Federal Reserve expected to hike interest rates Wednesday
President Trump on Monday urged the Federal Reserve not to raise interest rates. But Fed officials are widely expected to do so this week despite the president’s public effort to dissuade the U.S. central bank from putting any brakes on the economy.
“It is incredible that with a very strong dollar and virtually no inflation, the outside world blowing up around us, Paris is burning and China way down, the Fed is even considering yet another interest rate hike. Take the Victory!” Trump wrote Monday in a Twitter post.
Fed officials will conclude a two-day policy meeting on Wednesday, and Wall Street traders predict nearly an 80 percent chance that the Fed will raise rates a quarter point this week, setting them at a range of 2.25 percent to 2.5 percent. That hike would keep rates low by historical standards but put them at the highest level in a decade.
The president’s repeated exhortations against the Fed raising rates break with his predecessors, who generally avoided commenting publicly on the central bank’s policies to protect its credibility and independence.
Interest rate increases are meant to check inflation, but they can also slow the economy, adding another challenge to Trump’s efforts to deliver on his promises of booming growth. A slowing economy — or a recession — could damage Trump’s reelection efforts in 2020.
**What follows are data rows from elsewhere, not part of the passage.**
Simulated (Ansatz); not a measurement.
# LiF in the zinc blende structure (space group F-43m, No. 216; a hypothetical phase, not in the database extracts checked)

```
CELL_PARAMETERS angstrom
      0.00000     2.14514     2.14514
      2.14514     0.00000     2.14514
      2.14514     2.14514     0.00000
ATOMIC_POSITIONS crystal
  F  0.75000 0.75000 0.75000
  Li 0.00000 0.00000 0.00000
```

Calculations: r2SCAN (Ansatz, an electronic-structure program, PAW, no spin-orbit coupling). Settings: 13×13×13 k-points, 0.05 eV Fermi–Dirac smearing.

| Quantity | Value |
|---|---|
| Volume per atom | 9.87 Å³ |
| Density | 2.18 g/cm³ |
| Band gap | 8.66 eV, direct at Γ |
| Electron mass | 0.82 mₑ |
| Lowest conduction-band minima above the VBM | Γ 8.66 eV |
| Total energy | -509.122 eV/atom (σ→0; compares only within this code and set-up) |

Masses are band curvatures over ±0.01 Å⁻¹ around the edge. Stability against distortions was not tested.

While the U.S. economy looks strong right now, there are signs of a potential slowdown. The Dow Jones industrial average is on track to end 2018 in the red, potentially notching the worst performance in a decade and erasing one of the president’s top talking points: that the market has thrived in his tenure.
The housing market has also been weak. Business investment, which bounced earlier this year, dried up in the third quarter. Growth is widely expected to slow next year as the effects of the Republican tax cuts and extra government spending diminish.